The first paper 4 introduces a proposal for pedestrian detection in traffic scenes based on a weekly supervised hierarchical deep model. Firstly, a traditional one-dimensional deep belief network is expanded to two-dimensional (2-D) that allows image matrix to be loaded directly to preserve more information of a sample space. Then, a determination regularization term with small weight is added to the traditional unsupervised training objective function. By this modification, original unsupervised training is transformed to weakly supervised training. Subsequently, that gives the extracted features discrimination ability. Multiple sets of comparative experiments show that the performance of the proposed algorithm is better than other deep learning algorithms in terms of recognition rate. This outperforms most of the existing state-of-the-art methods in nonocclusion pedestrian data set while performing fair in weakly and heavily occlusion data sets.
The second article 5 presents an approach to human-inspired visual tracking. The authors propose a tracker inspired by the cognitive psychological memory mechanism, which decomposes the tracking task into sensory memory register, short-term memory tracker, and long-term memory tracker like humans. The sensory memory register captures information with three-dimensional (3-D) perception; the short-term memory tracker builds the highly plastic observation model via memory rehearsal; and the long-term memory tracker builds the highly stable observation model via memory encoding and retrieval. With the cooperative models, the tracker easily handles various tracking scenarios. In addition, an appearance-shape learning method is proposed to appropriately update the 2-D appearance model and 3-D shape model. Extensive experimental results on a large-scale benchmark data set demonstrate that the proposed method outperforms the state of the art of 2-D and 3-D trackers in terms of efficiency, accuracy, and robustness.

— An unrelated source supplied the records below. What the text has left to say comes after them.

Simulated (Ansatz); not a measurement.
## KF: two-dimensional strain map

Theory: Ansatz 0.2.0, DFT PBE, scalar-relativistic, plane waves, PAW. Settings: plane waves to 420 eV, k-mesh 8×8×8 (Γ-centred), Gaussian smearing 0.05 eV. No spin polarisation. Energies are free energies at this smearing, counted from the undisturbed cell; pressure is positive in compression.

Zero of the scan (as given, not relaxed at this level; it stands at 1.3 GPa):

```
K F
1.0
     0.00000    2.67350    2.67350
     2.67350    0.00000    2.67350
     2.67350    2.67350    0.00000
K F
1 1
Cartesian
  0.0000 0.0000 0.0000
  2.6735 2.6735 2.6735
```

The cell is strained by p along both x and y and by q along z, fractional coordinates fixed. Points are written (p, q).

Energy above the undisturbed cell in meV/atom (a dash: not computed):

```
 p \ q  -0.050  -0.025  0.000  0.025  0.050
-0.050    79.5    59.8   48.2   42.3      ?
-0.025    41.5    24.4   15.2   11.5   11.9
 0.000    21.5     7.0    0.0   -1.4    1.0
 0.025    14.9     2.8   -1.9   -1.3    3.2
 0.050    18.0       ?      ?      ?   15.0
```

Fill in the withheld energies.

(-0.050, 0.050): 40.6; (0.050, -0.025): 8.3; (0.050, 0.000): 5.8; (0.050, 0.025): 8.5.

Then, a proposal on panoramic camera tracking on future planetary rovers using feedforward control is offered. 6 An essential component of the search of salient features is the locating and tracking of targets at camera control level. The rover visual system must be able to follow quantified information gradients for smooth tracking in the visual field with limited information from images and delayed positional feedback caused by long communication delays inherent to planetary exploration. This paper proposes a control algorithm based on vestibulo-ocular reflexes employed by the human cerebellum. The controller uses a feedback error learning model, which is able to track targets by compensating the rover motion at the pan–tilt using a network trained prediction of the pan–tilt dynamics. The feedforward controller proves capable in tracking objects in the visual field as was demonstrated in both simulation and on the Barrett whole arm manipulator.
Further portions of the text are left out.